Interview: Ilan Eshkeri Talks Space Station Earth and How Tim Peake Inspired the Project

Composer Ilan Eshkeri is set to tour the UK this summer with Space Station Earth, a powerful live work shaped by real footage filmed aboard the International Space Station and inspired by conversations with astronauts, including British ESA astronaut Tim Peake.
First premiering to a sold-out Royal Albert Hall in 2022, the project explores the profound shift in perception known as the Overview Effect, the experience of seeing Earth from space as a single, fragile system. Ahead of the tour, Eshkeri spoke to us about how meeting Tim Peake sparked the idea, blending music with spaceflight imagery, and what he hopes audiences take away from this immersive experience.
Hi Ilan, thanks for talking to us. You are taking Space Station Earth on tour this summer. When did you come up with the idea to create this musical experience?
The inspiration for the project began with meeting Tim Peake, who reached out because he was a fan of my work. That conversation opened a wider exchange with astronauts and led to time spent at NASA and ESA. What emerged from those encounters was not a single idea, but a growing awareness of how profoundly seeing Earth from space alters perception. To see through the eyes of an astronaut is to encounter the planet as a whole, finite, intricate, and constantly in motion. Space Station Earth developed as a way of exploring that shift through music, allowing it to be experienced over time rather than explained.
The show combines footage filmed by astronauts from the International Space Station. How did this come about?
The film was written and directed by me as an accompaniment to the music and developed as part of the same compositional process. Sound remains the primary narrative force, with the film unfolding alongside it so that meaning is discovered through their interaction. The work is performed by a synthesiser band alongside orchestra and choir, framed by three large screens forming the triptych film. The images are primarily footage filmed aboard the International Space Station, functioning as layers within the work rather than visual narration. Together, sound and image move between vast scale and fragile detail, creating an environment in which the audience is invited to join the crew, not as observers, but as participants within a shared system.
You have scored music for films like Layer Cake and Stardust. When and how did you get your first breakthrough?
Layer Cake was an important early point because it allowed me to bring together rock guitar, synthesisers, and orchestra within a single musical language. That reflected how I was already thinking about composition, using texture, rhythm, and harmony to shape emotional trajectories over time. Stardust built on that same approach. Writing themes based on the illustrated novel and working within its fantasy adventure world gave me the opportunity to explore those ideas at a larger orchestral scale and to collaborate with the filmmakers on the arc of the emotional narrative. The fact that these films have endured as cult classics helped establish a way of working where different processes affect each other and combine to form a coherent whole.
What inspiration do you seek when creating scores?

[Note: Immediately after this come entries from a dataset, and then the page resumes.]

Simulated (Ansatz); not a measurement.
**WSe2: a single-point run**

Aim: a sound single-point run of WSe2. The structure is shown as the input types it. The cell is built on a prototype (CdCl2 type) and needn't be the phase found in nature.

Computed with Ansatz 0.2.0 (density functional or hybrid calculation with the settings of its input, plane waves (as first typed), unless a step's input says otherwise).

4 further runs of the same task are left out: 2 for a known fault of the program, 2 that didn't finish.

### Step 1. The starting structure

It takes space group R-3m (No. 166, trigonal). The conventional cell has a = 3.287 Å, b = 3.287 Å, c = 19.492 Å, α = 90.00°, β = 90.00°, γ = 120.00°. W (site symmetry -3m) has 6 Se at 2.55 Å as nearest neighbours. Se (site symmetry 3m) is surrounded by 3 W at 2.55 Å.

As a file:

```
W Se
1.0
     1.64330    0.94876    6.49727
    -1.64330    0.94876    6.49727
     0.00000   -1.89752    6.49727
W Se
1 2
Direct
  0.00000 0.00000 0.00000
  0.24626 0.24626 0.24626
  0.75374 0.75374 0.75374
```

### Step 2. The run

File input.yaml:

I’m drawn to art and science that resist simple interpretation. This connects closely with my compositional practice, which is built from repeating melodic material that changes gradually through harmonic layering and rhythmic variation, allowing emotional states or trajectories to develop without meaning being imposed. Synaesthesia plays an important role in that process. Sound and colour are linked for me, so visual art, light, and spatial ideas often shape how music takes form. When I’m composing, I often avoid listening to music altogether and instead draw on literature, visual art, or ideas from physics as parallel sources of inspiration.
Which artists do you listen to in your spare time?
I don’t really separate listening into work and spare time in a strict way. I tend to move between different forms, it might be music, but it could just as easily come from the art world, fashion, film, performance, or a novel or a science paper. I’m interested in how ideas can cross pollinate between disciplines.
If you could collaborate with any artist, who would it be and why?
Collaboration grows out of circumstances rather than a plan to work with a particular person. I’m interested in situations where different ways of working naturally come together across a variety of disciplines. Each element helps shape the overall experience. When it works, as with all strong creative moments, it feels like something coherent forming on its own.
What do you want people to take away from the live experience of Space Station Earth?
One of the things astronauts often describe is that no two people return with exactly the same emphasis after seeing Earth from space. I think the same is true of this work. Space Station Earth is designed as an experience rather than a statement, and different audiences will connect with different aspects of it, such as scale, fragility, motion, and intimacy. The live performance moves between those states, allowing each person to find their own way through it. The idea of Earth as a shared system sits quietly beneath the experience, but what stays with an individual afterwards is unique to them.
What would you like to achieve by the end of 2026?
I don’t love the creative outcomes as much as I love the creative process. If, by the end of 2026, I’m still curious, still experimenting, and still finding new ways for my work to evolve, I will be content.